Johnson Controls, a global provider of solutions for smart buildings, is making infrastructure improvements at Cornell College in Mount Vernon, Iowa, to help improve energy efficiencies throughout the campus, the company said in a statement.
The firm said that updates began in August with plans to remove buildings from steam heat use by the end of November 2019 and the full project is scheduled to be completed over the next year.
The $5.9 million in infrastructure improvements are enabled by a Contingent Payment Program (CPP), an innovative funding alternative to traditional debt financing that fully transfers risk to Johnson Controls.
In addition to removing the campus steam plant, upgrades include installing high efficiency boilers, LED lighting fixtures throughout the campus and window replacements in the Old Sem and College Hall buildings. These improvements will help to reduce energy usage by 20%. The CPP guarantees that the infrastructure upgrades will produce savings that can help repay Johnson Controls for the project over the 18-year term agreement.

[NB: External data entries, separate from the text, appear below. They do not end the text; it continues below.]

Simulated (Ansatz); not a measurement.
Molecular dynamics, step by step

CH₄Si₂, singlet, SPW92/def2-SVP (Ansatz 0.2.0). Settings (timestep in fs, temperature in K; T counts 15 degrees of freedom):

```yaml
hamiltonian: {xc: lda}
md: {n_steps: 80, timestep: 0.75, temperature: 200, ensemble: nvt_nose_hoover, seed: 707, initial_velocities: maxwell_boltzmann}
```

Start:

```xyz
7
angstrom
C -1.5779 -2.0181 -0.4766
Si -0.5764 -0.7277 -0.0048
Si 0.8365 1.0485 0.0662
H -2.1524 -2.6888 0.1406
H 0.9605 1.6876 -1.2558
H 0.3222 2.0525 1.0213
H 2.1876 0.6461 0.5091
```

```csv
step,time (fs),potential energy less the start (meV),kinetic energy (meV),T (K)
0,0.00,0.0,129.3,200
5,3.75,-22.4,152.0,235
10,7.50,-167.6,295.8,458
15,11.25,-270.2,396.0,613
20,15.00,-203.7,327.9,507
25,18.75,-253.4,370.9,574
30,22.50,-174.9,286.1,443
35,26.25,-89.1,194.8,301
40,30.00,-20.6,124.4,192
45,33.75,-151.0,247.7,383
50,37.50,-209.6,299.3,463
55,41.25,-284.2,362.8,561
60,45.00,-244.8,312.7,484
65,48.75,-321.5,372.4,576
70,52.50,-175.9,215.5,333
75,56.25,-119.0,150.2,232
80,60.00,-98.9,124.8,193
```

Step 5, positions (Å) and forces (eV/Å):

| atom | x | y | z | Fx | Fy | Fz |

“Contingent payment programs are unique in the marketplace because we don’t get paid unless we produce the agreed-upon result,” said Aaron Rittenhouse, Midwest Program Leader for Johnson Controls. “If there’s a shortfall, we have an obligation to fix the reason for it and if we overperform, Cornell keeps that revenue. The risk is fully transferred to Johnson Controls to allow Cornell to focus on their mission.”
Johnson Controls will continually monitor progress and provide a report every year to ensure the company’s projects are providing the agreed-upon savings.
Johnson Controls Building Technologies & Solutions’ portfolio includes security systems, energy management, fire protection and HVACR.
Johnson Controls recorded revenues of $2.32 billion in its North America building solutions segment in fiscal Q3, slightly up compared to revenues of $2.24 billion in the same period the previous year , according to the company’s latest earnings release.
The company highlighted that growth in this segment in North America was driven by strong growth in HVAC & Controls and, to a lesser extent, growth in Fire & Security. At a global level, the company recorded revenues of $6.5 million in the third fiscal quarter, an increase of 3% year-on-year.
In a conference call with investors. the company’s chairman and CEO, George Oliver said that Johnson Controls “continue to see good underlying growth in the core HVAC and Fire & Security end markets across most of the regions.”